It only took two hours and input from an independent attorney for Santa Clara City Council to decide if a special meeting could be called.
These nitpicking concerns about procedure, policy and practice are pretty petty.
Mayor Lisa Gillmor has raised concerns about the Brown Act being violated — by whether or not the Council Members “thought” it was a special meeting or not — which would negate the validity of the meeting. She has used that argument to forestall the new Council in their attempt to hold a performance review of City Attorney Brian Doyle.
Now, this is hilarious coming from Gillmor.
When Gillmor had a voting majority on Council, she held special “meetings” regularly following Council meetings with her Council supporters. She and her Council allies would gather in the Mayor’s office in City Hall and, we presume, review their work of the night.

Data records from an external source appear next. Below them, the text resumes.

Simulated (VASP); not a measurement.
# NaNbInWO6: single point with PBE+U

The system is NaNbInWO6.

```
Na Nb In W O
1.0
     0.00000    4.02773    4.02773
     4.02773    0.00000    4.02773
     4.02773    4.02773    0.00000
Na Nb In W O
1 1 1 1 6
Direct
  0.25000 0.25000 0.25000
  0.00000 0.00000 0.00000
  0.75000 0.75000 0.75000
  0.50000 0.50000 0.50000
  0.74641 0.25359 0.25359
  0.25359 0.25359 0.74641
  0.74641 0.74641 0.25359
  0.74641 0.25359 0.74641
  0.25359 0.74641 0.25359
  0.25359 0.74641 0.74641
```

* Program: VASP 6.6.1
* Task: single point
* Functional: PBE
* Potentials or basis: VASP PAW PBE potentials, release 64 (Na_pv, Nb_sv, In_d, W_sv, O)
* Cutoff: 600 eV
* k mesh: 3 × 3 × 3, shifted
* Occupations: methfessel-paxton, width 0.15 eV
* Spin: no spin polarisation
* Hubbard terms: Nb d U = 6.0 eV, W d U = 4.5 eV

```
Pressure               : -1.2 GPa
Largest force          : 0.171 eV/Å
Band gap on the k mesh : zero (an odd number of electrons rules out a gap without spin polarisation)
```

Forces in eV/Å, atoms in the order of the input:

The Brown Act was passed by the State Legislature in 1953. It was an effort to create transparency, inform the public and curtail secret dealing among members of public agency boards.
It has been virtually meaningless.
While the Brown Act has received volumes of press, there has been virtually no prosecution of violations. The law requires complainants to notify the public agency — “cease and desist.” The public agency has 30 days to commit to “cure and correct” the violation. Any lawsuit that’s brought has to be dismissed if the agency does this, regardless of timing.
So even if the Brown Act applied to what people thought — which it doesn’t — the worst consequence would be that the City Council would have to redo any actions taken.
Considering Gillmor and Doyle’s recklessness about litigation, it’s hard to imagine them worrying about lawsuits that have next to no probability of being brought.
Apparently, Gillmor knows this, as her after-Council confabs were continued without concern.
However, she has not been hesitant in hammering home to the new Council their need to take an obsessive abundance of caution by not interacting outside of Council.
Maybe they have been overly cautious. Especially when it takes two hours in a special meeting for the Council to declare they wish to have a special meeting.
This is not an endorsement or encouragement to Council Members to ignore the law. It’s merely to observe the law has not been a deterrent for the Mayor.
Now, back to the special meeting, which was or is, to do a performance review of City Attorney Doyle.
Well, it is long overdue, about four months overdue. Doyle withheld a settlement offer from the CVRA attorney to the Council, which he apparently now denies — although he waited four months to refute something that would professionally disgrace him. This was the offer made the week before the appeals court hearing in December of the CVRA lawsuit. Had the Council accepted the offer, the City would have saved a million dollars in award money. In addition, Santa Clara would have saved tens of thousands in outside attorney fees.
But Doyle never shared this offer with the Council.
This was so flagrantly unethical, so self-serving, so irresponsible, it is hard to believe. It is harder to believe he is still employed and still giving the City legal counsel.
If you had been the attorney and had substantial information of this magnitude, would you tell your clients? Of course you would. Doyle had legal, ethical, and financial reasons to do so and did not.
Folks, you just can’t contain information this critical to your hip pocket in hopes the good fairy will appear and sprinkle ‘disappearing dust’ all over this lawsuit. It is time for him to go.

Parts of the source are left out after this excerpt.